Letting Go Isn’t Easy

A few years ago, I wrote about an Asian proverb that stated “To be free, all you have to do is Let Go”.

I had Terry Hayes, the author of I Am Pilgrim to thank for it. He referred to it in the book in the following way (to the best of my recollection).

An indigenous tribe in an Asian jungle or rainforest used to set a trap for monkeys. They’d leave some nuts in the base of a long-necked tubular vessel that had a wider bulb shaped end to it. The monkey would stretch its slender arm into the bulb end of the vessel to grab the nuts. So long as its fist was clenched, the monkey couldn’t remove its arm.

The tribesmen would return to their trap, and the greedy monkey was a sitting duck, refusing to let go of the nuts.

Whack! They’d knock the monkey out with a club.

Whether the monkey was a pest culled, or a dinner in waiting, I don’t know.

Anyway, back to the Asian wisdom – To be free, all you have to do is Let Go.

How true this is.

This week, I had three separate reminders of this truth.
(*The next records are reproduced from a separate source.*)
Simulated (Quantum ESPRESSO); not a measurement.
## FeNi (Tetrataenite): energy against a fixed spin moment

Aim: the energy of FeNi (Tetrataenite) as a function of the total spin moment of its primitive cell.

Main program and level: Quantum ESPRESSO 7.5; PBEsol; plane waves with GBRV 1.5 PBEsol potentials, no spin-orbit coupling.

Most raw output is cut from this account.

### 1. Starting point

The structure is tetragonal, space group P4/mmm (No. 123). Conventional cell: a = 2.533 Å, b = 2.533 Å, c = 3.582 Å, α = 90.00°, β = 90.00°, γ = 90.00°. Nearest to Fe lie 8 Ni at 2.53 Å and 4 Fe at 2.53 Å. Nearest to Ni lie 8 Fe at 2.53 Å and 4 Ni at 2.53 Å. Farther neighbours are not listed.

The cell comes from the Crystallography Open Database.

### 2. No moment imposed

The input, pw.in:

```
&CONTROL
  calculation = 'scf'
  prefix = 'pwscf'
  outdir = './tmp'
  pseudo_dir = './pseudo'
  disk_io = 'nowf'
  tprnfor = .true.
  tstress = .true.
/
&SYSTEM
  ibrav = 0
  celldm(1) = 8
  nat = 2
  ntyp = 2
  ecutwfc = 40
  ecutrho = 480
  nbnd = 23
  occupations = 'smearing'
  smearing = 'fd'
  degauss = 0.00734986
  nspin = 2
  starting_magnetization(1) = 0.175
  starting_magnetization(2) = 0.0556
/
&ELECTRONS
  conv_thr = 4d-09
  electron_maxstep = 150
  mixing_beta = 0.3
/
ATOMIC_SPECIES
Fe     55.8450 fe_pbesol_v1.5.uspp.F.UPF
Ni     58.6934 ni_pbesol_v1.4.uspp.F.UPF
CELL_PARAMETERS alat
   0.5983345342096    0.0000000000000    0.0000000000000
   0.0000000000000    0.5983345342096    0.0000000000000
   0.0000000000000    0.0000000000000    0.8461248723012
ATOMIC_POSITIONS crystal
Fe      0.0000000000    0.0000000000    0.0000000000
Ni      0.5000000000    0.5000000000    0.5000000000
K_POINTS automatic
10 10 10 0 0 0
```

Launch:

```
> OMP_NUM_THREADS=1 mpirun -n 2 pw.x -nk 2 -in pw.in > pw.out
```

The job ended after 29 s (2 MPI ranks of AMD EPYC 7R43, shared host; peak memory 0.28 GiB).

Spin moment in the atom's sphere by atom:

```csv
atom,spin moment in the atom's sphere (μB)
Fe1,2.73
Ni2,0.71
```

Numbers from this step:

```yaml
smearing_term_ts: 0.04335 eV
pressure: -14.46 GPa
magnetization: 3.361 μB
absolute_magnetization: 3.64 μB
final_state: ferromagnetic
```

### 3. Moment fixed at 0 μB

  1. A client who had an unpleasant experience over the weekend. As she replayed the experience in her mind, she said it caused her undue stress. As a consequence of the negative mind state, she had started to catastrophise about unlikely, yet possible future events.
  2. I let myself get very frustrated with a project I’ve been working on for months, and hoping to finalise. A particular paper I’ve written (you’ll see it soon!) came back from the designer. It was apparent that its shortcomings were down to my messaging and positioning of the message, not the design.
  3. During a very productive Team Coaching session, some personal frustrations and grievances that were held and suffered in silence for long periods were shared and released. We had set the session up for such things to be aired respectfully, and in turn not taken personally.

In each instance, the subjects (the female client, me and the two male team members) focused on our internal locus of control. In doing so, we moved beyond the issue itself. We accepted our role, and our responsibility. We let go of our frustration and we focused on what we could do or influence next to move ourselves forward.

When our mind is present and expansive, it is like free-flowing water. It navigates obstacles and is pure by nature.

When our mind is gripped on a problem, or anxious about a possible future outcome, it is constricted and limited. It is frozen, like ice.

Edie turns 11 this week. For a couple of years when she was very young, we were exposed to the movie ‘Frozen’ on repeat. As head-wrecking as that was, the underlying message is the same.

Let It Go!

  • What frustration or problem have you been replaying and holding on to?
  • If you were to shift your locus of control back internally, instead of focusing on the problem, what would that look or feel like?
  • What will you do with this insight?